From: Leigh Johnston on


"Daniel T." <daniel_t(a)earthlink.net> wrote in message
news:daniel_t-F52648.16462631052010(a)70-3-168-216.pools.spcsdns.net...
> In article <j9OdnTjci7caiJnRnZ2dnUVZ8k-dnZ2d(a)giganews.com>,
> "Leigh Johnston" <leigh(a)i42.co.uk> wrote:
>
>> "Daniel T." <daniel_t(a)earthlink.net> wrote in message
>> news:daniel_t-C210FF.15502731052010(a)70-3-168-216.pools.spcsdns.net...
>> > "Leigh Johnston" <leigh(a)i42.co.uk> wrote:
>> >> "Daniel T." <daniel_t(a)earthlink.net> wrote:
>> >>
>> >> > CodePoint and UTF32[N] are two representations that both refer to
>> >> > the same piece of knowledge. Why the unnecessary duplication?
>> >>
>> >> It is not unnecessary *if* there is a noticeable performance
>> >> improvement. I agree however that premature optimization should be
>> >> avoided (obviously) which is why profiling should be performed
>> >
>> > I'm glad we agree that the code in question is probably an unnecessary
>> > optimization.
>>
>> I didn't say that, it is unclear if the optimization is necessary and
>> whether or not it is can be determined through profiling and/or examining
>> the compiler's assembler output.
>
> Fine, but you do agree that it is an optimization, the only doubt you
> hold here is whether or not it is necessary. Since no tests have been
> presenting showing that code without the extra variable needs
> optimizing, this is by definition, a premature optimization.

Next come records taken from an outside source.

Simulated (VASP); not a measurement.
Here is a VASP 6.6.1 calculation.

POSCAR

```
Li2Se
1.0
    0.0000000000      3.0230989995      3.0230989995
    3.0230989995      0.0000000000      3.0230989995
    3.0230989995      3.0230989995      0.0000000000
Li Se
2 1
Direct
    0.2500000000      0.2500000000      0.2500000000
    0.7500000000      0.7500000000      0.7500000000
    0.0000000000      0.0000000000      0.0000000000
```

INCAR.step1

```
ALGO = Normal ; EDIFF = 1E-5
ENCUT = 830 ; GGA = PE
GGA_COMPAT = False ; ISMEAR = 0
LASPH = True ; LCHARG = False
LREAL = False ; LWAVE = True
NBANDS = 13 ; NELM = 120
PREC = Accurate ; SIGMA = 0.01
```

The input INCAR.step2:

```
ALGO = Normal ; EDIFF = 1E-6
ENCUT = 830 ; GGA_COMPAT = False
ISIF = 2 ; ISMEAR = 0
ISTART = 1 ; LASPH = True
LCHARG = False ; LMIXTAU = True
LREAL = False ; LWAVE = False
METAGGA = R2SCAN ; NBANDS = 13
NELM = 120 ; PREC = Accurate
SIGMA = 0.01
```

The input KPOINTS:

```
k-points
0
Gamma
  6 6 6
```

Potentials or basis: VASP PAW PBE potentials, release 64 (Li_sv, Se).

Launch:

No, using a temporary has no downsides (is at worst harmless) and yet could
be beneficial from a performance standpoint which makes it (in my book) a
win-win that doesn't deserve your criticism. I write such code quite a lot
(use a temporary to avoid multiple dereferences), call me biased if you
want.

/Leigh

From: Öö Tiib on
On 31 mai, 23:46, "Daniel T." <danie...(a)earthlink.net> wrote:
> In article <j9OdnTjci7caiJnRnZ2dnUVZ8k-dn...(a)giganews.com>,
>  "Leigh Johnston" <le...(a)i42.co.uk> wrote:
> > "Daniel T." <danie...(a)earthlink.net> wrote in message
> >news:daniel_t-C210FF.15502731052010(a)70-3-168-216.pools.spcsdns.net...
> > > "Leigh Johnston" <le...(a)i42.co.uk> wrote:
> > >> "Daniel T." <danie...(a)earthlink.net> wrote:
> > >> > CodePoint and UTF32[N] are two representations that both refer to
> > >> > the same piece of knowledge. Why the unnecessary duplication?
> > >> It is not unnecessary *if* there is a noticeable performance
> > >> improvement.  I agree however that premature optimization should be
> > >> avoided (obviously) which is why profiling should be performed
> > > I'm glad we agree that the code in question is probably an unnecessary
> > > optimization.
> > I didn't say that, it is unclear if the optimization is necessary and
> > whether or not it is can be determined through profiling and/or examining
> > the compiler's assembler output.
>
> Fine, but you do agree that it is an optimization, the only doubt you
> hold here is whether or not it is necessary. Since no tests have been
> presenting showing that code without the extra variable needs
> optimizing, this is by definition, a premature optimization.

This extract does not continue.